New Zealand is facing a set of unprecedented demographic shifts that will radically alter the demands of public policy across the next few terms of Parliament. The most salient and far-reaching of these is population ageing. In the near future New Zealand will have many more older people compared to younger and working-age people to support them. This change is happening now and can’t be averted. At issue is how the country will afford to support and provide services to older people given the ratio of young people to older people may halve in the next 50 years.
The statistics are clear that ageing is already happening in New Zealand, as it is also occurring in many other developed countries (see figure 1 below). It’s tempting to think that migration will resolve the projected ageing but demographic experts increasingly believe that migration merely alters the overall size of the population rather than altering the age structure.
Ageing is primarily a consequence of the baby boom, which occurred very strongly in New Zealand compared to other countries due to high fertility (the number of births per woman) and improved infant survival rates in the decades after the end of World War Two. While New Zealand continues to have one of the highest fertility rates in the developed world, rates have declined from the peak of the baby boom from around 4 births per woman in 1961 to around 2.14 in 2010.
The baby boomers themselves had fewer children than their parents, and their children had fewer births again, meaning that they were not replaced in adequate numbers and older people became a higher proportion of the population. The continued culture of diaspora of young New Zealanders also contributes to the reducing proportion of young people.
Using a conservative population forecast, over 65 year olds are set to increase from 587,000 in 2011 to 921,000 in 2026 and the number of economically active people aged 16 to 64 years old from 2.9 million to just 3.1 million. This will change the ratio of 0.20 active workers per retiree to 0.30, and 0.39 by 2061, while a medium mortality estimate puts the ratio at 0.43 by 2061. Many baby boomers are now reaching 65 years, and are consequently retiring from work.
The consequences of ageing are many and far-reaching. Probably the most discussed is how future governments will provide universal superannuation funded through general taxation, when the cost may double or treble and relative tax revenue may fall. It is clear that health expenditure will increase given older people are more frequent users of health services. There will also be industry and labour market implications, such as how to retain workers in industries traditionally staffed by younger people due to low wages (such as retail), and how to supplement the supply of skills of older workers given a lack of new entrants to the labour market. How will government ensure an adequate supply of aged care workers? This may have implications for how education is provided in New Zealand.
Figure 1: Population Estimates and Projections 1991-2061
Source: Statistics New Zealand. Projection Series 3 - Assumes medium fertility, high mortality and long-run annual net migration of 10,000
Ageing will have serious implications for New Zealand’s economy, as one of its most important industries, agriculture, holds important occupations with high median age among workers and owners. Demographers have asked who will buy (or inherit) New Zealand’s grain, sheep and beef farms (for example) as older workers retire and relinquish them? Will foreign investors snap them up, if so, what are the consequences of the transfer of productive lands out of New Zealand ownership?

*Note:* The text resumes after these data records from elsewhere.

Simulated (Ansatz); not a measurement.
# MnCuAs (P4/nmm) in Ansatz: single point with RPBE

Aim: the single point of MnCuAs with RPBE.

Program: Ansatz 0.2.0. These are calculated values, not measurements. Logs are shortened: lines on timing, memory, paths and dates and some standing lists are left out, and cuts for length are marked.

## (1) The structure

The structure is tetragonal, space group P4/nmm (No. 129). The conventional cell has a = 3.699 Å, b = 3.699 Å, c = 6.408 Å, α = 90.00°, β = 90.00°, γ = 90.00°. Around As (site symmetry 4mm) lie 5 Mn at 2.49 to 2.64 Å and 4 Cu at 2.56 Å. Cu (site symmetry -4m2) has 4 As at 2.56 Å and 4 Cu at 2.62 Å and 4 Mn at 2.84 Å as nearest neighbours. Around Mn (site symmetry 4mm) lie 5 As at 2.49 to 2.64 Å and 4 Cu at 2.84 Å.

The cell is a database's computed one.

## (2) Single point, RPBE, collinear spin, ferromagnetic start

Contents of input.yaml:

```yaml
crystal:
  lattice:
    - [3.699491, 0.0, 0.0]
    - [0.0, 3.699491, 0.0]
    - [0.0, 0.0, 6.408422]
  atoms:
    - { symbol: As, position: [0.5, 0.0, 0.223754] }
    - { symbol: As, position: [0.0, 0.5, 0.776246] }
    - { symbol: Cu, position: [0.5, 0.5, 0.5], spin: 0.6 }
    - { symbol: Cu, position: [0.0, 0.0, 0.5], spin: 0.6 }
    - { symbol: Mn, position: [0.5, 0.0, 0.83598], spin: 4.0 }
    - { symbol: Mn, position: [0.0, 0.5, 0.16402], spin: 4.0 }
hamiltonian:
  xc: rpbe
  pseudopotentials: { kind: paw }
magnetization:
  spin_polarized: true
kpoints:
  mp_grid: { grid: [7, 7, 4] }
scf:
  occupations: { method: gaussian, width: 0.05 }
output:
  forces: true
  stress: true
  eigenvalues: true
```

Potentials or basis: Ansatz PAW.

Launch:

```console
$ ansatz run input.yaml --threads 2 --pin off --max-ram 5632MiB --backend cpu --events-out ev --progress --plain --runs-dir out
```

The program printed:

Population ageing also means the end of population growth as older people do not reproduce at the same rates (or at all) as younger people. The New Zealand population will grow at much slower rates than in earlier times, so economic growth strategies can no longer be predicated on population growth. Growth will quickly decline in many non-urban areas of New Zealand while the cities will continue to attract younger people. How will this change how New Zealand earns its living?
There are also the seemingly mundane aspects of population ageing to be considered. Most obviously there will be more requirements for facilities for older people, such as public transportation, through to freeing up land for cemeteries. Central government may have a part to play in both encouraging local authorities to think about these issues, through to providing incentives to them to solve problems associated with ageing.